For Peros, the story had instant appeal. Hearst had been immortalized already in Orson Welles' fictional celluloid masterpiece "Citizen Kane," but here was a tantalizing footnote.
"So I held onto the story," says Peros. "And about a year out of college, I started researching the people that were supposedly on the yacht."
If it wasn't already apparent this was "Hollywood Babylon" material, consider the passenger list Peros gleaned from varying accounts. Among those aboard for the weekend boat trip from San Pedro to San Diego were fledgling gossip columnist Louella Parsons (played by Jennifer Tilly); Hearst's lover, actress Marion Davies (Kirsten Dunst); and Charlie Chaplin (Eddie Izzard), rumored to also be having an affair with Davies.

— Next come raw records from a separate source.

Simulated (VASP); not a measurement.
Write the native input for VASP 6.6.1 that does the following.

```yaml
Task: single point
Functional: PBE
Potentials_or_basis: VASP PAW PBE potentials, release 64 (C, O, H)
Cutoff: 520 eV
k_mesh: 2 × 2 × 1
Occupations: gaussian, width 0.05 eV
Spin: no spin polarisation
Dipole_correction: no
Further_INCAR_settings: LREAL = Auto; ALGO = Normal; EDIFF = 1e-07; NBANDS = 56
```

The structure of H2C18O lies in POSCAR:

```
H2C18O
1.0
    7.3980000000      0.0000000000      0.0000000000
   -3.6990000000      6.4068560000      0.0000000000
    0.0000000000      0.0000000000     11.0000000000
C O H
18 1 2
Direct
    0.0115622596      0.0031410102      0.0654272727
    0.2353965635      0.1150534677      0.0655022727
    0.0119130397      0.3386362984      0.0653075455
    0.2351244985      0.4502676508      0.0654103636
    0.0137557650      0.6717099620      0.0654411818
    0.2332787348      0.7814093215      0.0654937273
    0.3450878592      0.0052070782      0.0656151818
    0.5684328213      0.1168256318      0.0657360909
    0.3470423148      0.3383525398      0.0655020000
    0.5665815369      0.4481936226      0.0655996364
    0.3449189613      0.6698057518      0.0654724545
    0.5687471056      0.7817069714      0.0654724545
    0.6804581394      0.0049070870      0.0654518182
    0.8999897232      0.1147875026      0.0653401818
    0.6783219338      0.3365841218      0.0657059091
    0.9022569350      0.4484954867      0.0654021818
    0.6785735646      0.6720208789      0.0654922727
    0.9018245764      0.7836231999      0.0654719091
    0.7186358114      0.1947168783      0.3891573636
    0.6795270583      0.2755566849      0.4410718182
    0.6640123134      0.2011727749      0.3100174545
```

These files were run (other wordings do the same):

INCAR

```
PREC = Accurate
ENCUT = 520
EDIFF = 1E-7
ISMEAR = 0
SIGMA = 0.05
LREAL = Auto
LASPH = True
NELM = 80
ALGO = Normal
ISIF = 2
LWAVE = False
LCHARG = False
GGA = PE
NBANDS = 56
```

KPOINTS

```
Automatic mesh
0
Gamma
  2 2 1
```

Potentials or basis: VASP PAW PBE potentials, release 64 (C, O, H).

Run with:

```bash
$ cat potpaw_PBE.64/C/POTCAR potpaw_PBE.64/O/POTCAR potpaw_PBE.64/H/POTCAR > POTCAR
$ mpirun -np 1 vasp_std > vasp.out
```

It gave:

More than murder is afoot in "The Cat's Meow." It's also about movers and shakers, desperate people looking for a piece of the Hollywood dream. A financially destitute Ince (Cary Elwes) attempts to forge a partnership with Hearst's Cosmopolitan Pictures, while Parsons schemes to leave her film critic job at Hearst's New York offices for a post on the West Coast.
Such behind-the-scenes machinations form fascinating mosaics of early 20th century American society and its tenuous relationship to the arts.
"To varying degrees, seeking patronage is a definition of art," says Peros, who knows whereof he speaks, having struggled for a decade in development hell to get his script onto the big screen. "Artists need to eat to survive; they need money for their art. This is a film about the games played between the artist and the patron without passing judgment on either."
"The Cat's Meow" is also about the high price of achieving fame and fortune, a subject its director, Peter Bogdanovich, knows all too intimately. Thirty-two years ago, Bogdanovich first heard of the story of the Oneida from Welles.
"It's a great story I always wanted to tell," says Bogdanovich. "It's about famous people who have this mythic level.... Money, power, fame and success are things blown up to be such a big deal. And as one who's had it and lost it, I know that firsthand"
Bogdanovich's own public image overshadowed his career. Even though he directed '70s cinema greats that included "Targets," "The Last Picture Show" and "Paper Moon," the media paid more attention to his love affairs with leading lady Cybill Shepherd and, later, Playboy playmate Dorothy Stratten, who was shot dead by her estranged husband.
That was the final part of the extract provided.